Facebook used to promise that phone numbers collected for 2FA purposes wouldn't be used for advertising purposes, and then broke that promise.
That is just one example which was made public and was done intentionally. There's potentially plenty more cases where it's either done but concealed (because of how many factors go into ad targeting it's often impossible to categorically prove/disprove which data was used to target an ad) or done by accident from earlier code that just assumed all data is fine to use for ads (or that the new product which shouldn't share its data for advertising purposes was accidentally storing data in the same place as other products who do share data for advertising purposes).
Why should we trust companies that have a business incentive to break their promises? If Google's biggest revenue stream is ads and that requires personal data then I wouldn't trust any of their promises not to use some personal data unless I can 100% audit all the code myself and prove that it's indeed that code that is running in production.
Because we have, as an industry, collectively surrendered our morality to "the market", which is supposed to fix all these problems by its almighty powers.
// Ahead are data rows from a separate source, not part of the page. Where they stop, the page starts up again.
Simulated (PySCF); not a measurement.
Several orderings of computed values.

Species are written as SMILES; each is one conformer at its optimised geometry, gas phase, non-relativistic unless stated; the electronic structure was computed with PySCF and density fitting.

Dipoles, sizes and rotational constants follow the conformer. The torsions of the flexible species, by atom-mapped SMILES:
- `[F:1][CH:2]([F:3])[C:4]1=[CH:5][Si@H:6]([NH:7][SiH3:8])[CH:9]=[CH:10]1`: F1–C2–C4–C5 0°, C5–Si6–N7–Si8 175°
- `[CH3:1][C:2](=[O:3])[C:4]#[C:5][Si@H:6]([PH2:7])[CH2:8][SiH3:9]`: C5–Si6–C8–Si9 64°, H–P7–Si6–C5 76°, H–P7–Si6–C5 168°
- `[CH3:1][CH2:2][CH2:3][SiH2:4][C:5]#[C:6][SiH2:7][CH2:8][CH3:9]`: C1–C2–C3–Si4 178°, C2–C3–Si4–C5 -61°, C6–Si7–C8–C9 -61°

Because the prevailing voices our country have spent the past half-century telling us that government is Bad, and business (and greed) is Good, and enough of us have bought into the idea that we've systematically dismantled enough of the systems that keep corporate greed from running amok and ruining people's lives that they now effectively run large chunks of government (eg, see ALEC).
Because too much of our society—especially in the tech sector, and more especially in the parts of it that are overrepresented on HackerNews—has come to worship wealth and the wealthy, and to believe that they should be allowed huge amounts of latitude to do what they want with their wealth.
Having worked on those products (and in some cases, written the terms), I'd say so.